Team Technocrat vs. Team Woke
The election did not repudiate either wing of the Democratic Party
The government should prioritize the interests of normal people over those of people who engage in antisocial conduct….
We should, in fact, judge people by the content of their character rather than by the color of their skin.
He has several other principles that to the campus left would seem right-coded.1
Matt represents one wing of the Democratic Party. Call it Team Technocrat. The other wing is Team Woke, if you will.
One thing that happens after a party loses an election is that the party’s main wings start jockeying for power. That is what I see Matt doing here. He is assuming that Team Woke should feel particularly chastened by the Democrats’ defeat in the election. To him, it makes sense to move away from the more narrowly left-wing views of the party in order to broaden its coalition.
I do not have a comparable quote from Team Woke dissing Team Technocrat, but I imagine I could find one. I think that Team Woke is too numerous and too passionate to allow the Democrats to just throw them under the bus. The Republicans have been able to throw libertarians under the bus, but that is because the libertarian faction is insignificant. “You could throw them under a minivan,” as one of my friends joked.
A lot of people would like to regard the election as a significant defeat for Team Woke. I wish that were true. But I think that the significance of this election is being over-rated. And I am wary of the emotional appeal of social justice activism. Meanwhile, 2028 is a long way away, and there will undoubtedly be events that occur between now and then that take us off of what prognosticators regard as a deterministic path today.
Just to be clear, I am not a Democrat. I am not rooting for the Democrats. I just think that it is unrealistic to count them out on the basis of this one election.
Elections are decided by voters who are not heavily committed to one party or the other. Call these the Swing Voters. People who write about politics, and people who read a lot about politics, are usually not Swing Voters. They (we) are typically partisan in some way. So most commentators, including me, are on thin ice when we try to speculate on the thought process of Swing Voters. And that means we are on thin ice when we try to interpret elections. I try not to over-interpret an election.
In hindsight, my theory of the Swing Voters in2024 is that they never saw Kamala Harris as a rightful candidate. In the eyes of that cohort, she never reached the threshold of legitimacy. This was due to the way that she got inserted into the ballot and also to the approach adopted by her campaign.

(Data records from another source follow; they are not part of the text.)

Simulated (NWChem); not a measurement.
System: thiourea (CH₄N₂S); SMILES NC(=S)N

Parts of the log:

Imagine that just before the World Series the Yankees had been stranded somewhere and could not play. Suppose that in order to have a World Series, the league commissioner substituted in the Toronto Blue Jays. The fans would not have accepted this. “The Blue Jays didn’t even make the playoffs!” they would complain, and they would tune out the Series.
I think that was the reaction to Kamala Harris. The Swing Voters never could see her as a real candidate for President. To them, she might as well have been RFK, Jr. So they gravitated toward the only candidate who seemed to belong on the ballot.
The campaign strategy that Harris followed was the opposite of what was needed in order to establish her credibility with Swing Voters. She needed to be very forward, “flooding the zone” with media appearances of all kinds. She had to campaign aggressively and take risks in order to get to a threshold level where Swing voters would be able to regard her plausibly as President. Instead, her strategy for the most part was to lie low. Under the circumstances, this effectively conceded the Swing Voters to Mr. Trump.
If Ms. Harris had won the election, I would be saying right now that she only has a mandate to be someone other than Donald Trump. Similarly, I would downplay the notion that Mr. Trump and the Republicans enjoy any substantive mandate.
I don’t think that either Team Technocrat or Team Woke needs to win the intraparty power struggle in order for the Democrats to be competitive in 2028. All that they need is to send a candidate to the World Series who has earned that position by going through the playoffs.
He put these in an image:
It depends on what people do. If Trump is effective governing people who voted for him may make it a habit. If he's not they won't.
The same could have been said of Biden in 2020.
The most encouraging sign in the election is that Hispanics and young people in TX/FL have swung hard to the right. I don't think Hispanics nationwide will ever get over 50% R or close to it (because in much of the country they are assimilating to a more leftist local culture), but in these particular strong conservative cultures they are assimilating more towards that culture. An effective Trump term might win them over longer term, which would mean the ultimate progressive goal of flipping Texas blue would be put off at least a generation.
This is especially important because these are the engines of growth in our economy and one of the few places where the GOP is culturally and electorally successful in the big cities (Trump won Miami, Tampa, Jacksonville, Dallas/Fort Worth metro area. He was competitive in San Antonio and Houston).
As to Yglesias, it's one thing to talk about defeating the woke wing, it's another to do it. A simple metric for me would be when CA/NY start building the same number of houses per capita as the sunbelt. Or internal migration stops fleeing these blue cities. So far I'm not seeing it. Substack posts and obscure Sacramento bills aren't results on the ground in and of themselves.
Very much agreed. I've seen some very triumphant statements from some ordinarily sharp people essentially saying "this election was a repudiated of everything I don't like about the Democratic Party" and to me that seems like clear confirmation bias. Harris' candidacy was the natural consequence of DEI policies: selected for a prime position due to her ethnicity more than any merit, and then drastically underperformed to the surprise of no one. The irony here is that Trump you could also say won not on his own merit, but mainly because of the failures of his opponents. I would characterize the election as a practical failure of progressive identity politics, not necessarily a victory for Trumpist populism. It's going to take more than one lost election for Democrats to bail on identity politics, though.